[Haskell-cafe] Being impure within a 'pure' function
Daniel Fischer
daniel.is.fischer at web.de
Thu Apr 23 09:02:34 EDT 2009
Am Donnerstag 23 April 2009 14:15:16 schrieb Max Rabkin:
> On Wed, Apr 22, 2009 at 10:38 AM, Daniel K. <anmeldemails at gmail.com> wrote:
> > Dijkstra's algorithm ... relies heavily on mutating arrays
>
> Well, the imperative implementation does.
>
> > Not mutating the underlying arrays would probably result in poor
> > performance.
>
> Indeed. Non-mutable arrays are not very performant for mutations.

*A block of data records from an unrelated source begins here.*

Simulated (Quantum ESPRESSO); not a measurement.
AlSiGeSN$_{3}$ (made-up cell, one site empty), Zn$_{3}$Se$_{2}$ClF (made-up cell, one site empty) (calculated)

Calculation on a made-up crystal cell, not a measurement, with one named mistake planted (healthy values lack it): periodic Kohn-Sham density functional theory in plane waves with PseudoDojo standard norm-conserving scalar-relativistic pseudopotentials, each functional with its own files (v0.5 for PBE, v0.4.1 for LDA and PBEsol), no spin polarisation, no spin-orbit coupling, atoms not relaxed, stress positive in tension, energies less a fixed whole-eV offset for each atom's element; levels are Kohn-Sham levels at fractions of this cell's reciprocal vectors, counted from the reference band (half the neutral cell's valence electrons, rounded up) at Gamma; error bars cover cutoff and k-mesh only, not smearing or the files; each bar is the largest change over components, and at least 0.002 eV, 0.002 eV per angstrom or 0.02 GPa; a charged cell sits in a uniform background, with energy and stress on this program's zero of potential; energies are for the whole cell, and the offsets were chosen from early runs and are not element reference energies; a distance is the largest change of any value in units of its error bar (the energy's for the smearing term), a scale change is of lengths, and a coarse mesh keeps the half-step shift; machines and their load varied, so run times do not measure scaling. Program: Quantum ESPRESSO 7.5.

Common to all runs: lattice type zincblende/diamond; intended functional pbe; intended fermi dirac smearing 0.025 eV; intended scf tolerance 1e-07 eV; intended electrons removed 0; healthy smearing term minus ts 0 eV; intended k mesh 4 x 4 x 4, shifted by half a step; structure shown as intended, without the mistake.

> Tree-like data structures Are Your Friend.
>
> I've never compared the performance of an ST-based implementation with
> a set/map based algorithm, but I've often found the latter usably
> performant.
I have occasionally, and I can confirm that often set/map based algorithms give quite
usable performance. But usually ST-based implementations are significantly faster.
If the algorithm demands a lot of updates and performance is important, I recommend
sacrificing the ease and elegance of coding with sets/maps for ST's uglier but faster code
(but verify that set/map performance is unsatisfactory first).